Recent statistics reveal a stark reality for university graduates in Australia’s architecture and design sectors, with one in three facing unemployment or grappling with the challenges of transitioning into full-time work.

This alarming trend sheds light on the pressing need for targeted solutions to bridge the gap between university and industry demands.

According to Australian labour market data and graduate surveys, from QILT, an average 32% of recent graduates in architecture and design find themselves without employment opportunities, highlighting a substantial gap between educational training and the practical skills required by the job market.

Depending on the university you graduate from, the employment statistics can vary, with a noticeable decline when considering demographic factors.
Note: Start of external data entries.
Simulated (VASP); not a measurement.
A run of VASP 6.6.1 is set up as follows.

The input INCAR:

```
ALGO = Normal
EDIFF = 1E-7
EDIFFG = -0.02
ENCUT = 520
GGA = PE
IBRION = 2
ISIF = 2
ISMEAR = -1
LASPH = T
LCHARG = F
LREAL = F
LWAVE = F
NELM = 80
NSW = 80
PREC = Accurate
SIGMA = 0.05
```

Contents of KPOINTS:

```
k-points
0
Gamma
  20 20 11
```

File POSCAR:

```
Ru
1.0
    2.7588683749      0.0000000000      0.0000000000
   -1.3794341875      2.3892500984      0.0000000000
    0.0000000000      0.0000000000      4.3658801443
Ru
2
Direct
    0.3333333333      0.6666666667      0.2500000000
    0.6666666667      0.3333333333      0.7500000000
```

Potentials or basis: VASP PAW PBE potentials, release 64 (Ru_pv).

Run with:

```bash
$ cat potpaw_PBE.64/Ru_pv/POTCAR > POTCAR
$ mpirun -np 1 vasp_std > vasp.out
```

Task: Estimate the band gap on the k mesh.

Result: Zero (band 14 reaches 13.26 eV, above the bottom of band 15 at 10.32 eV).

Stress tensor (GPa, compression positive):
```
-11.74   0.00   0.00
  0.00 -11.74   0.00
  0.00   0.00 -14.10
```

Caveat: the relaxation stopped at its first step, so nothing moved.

International students, female students, and those with disabilities, anecdotally, may face additional challenges. Some university surveys have even identified a staggering 48% of recent graduates experiencing difficulties in finding employment.

“The gap between what universities teach and what employers need is clear,” said Kevin Mitchem, Co-founder of CO-architecture.

“Fundamentally, universities focus on theoretical knowledge and creative exploration, while employers want practical skills, technical know-how, and an understanding of real-world constraints like budgets and timelines.”

“Graduates are crying out for applied learning experiences. CO-academy bridges this gap by helping graduates gain the practical skills employers seek in design and architecture” added Mitchem.

Australian Graduates Speak Out – Recent graduates in Australia echo the challenges they face in securing employment. Jafar Abtan, a member of CO-academy’s boot camp, reflects on his uni experience, stating,”Any position within the field would satisfy me, but I need to (be) realistic.”

This sentiment underscores the difficulties young professionals encounter as they navigate the competitive job market post-graduation.

Despite the enduring evidence of this gap, it presents an opportunity for design professionals, educational institutions and the industry to collaborate to address the issue and evolve current training methods.

“I have spoken to so many graduates and working professionals and they all agree that it’s extremely difficult to secure a job after university because their studies do not align with what employers are looking for,” said Mitchem.

After finding early traction with local WA accelerators, CO-architecture, the umbrella startup of CO-academy, kickstarted its journey in late 2022 as a marketplace connecting independent and job-seeking design professionals with businesses and clients hiring for projects or work.

At the end of 2023, CO-architecture is holding around 15% market share with the number of user sign-ups expected to hit 30% by the end of 2024 with the introduction of CO-academy.

“Architecture and design sectors lack government support like the national BCITF program that funds and supports careers in construction or trades. So it’s amazing to see CO-architecture filling the gap and creating a framework where businesses in creative industries like design and architecture can leverage the network to support their own internal training and early-career programs,” added Mitchem.

Jobs and Skills Australia’s recent projections show strong job growth from November 2021 to November 2026, with the A&D workforce expected to reach 140,200 by 2026 and CO-academy represents a promising solution for the often overlooked design and architecture industry.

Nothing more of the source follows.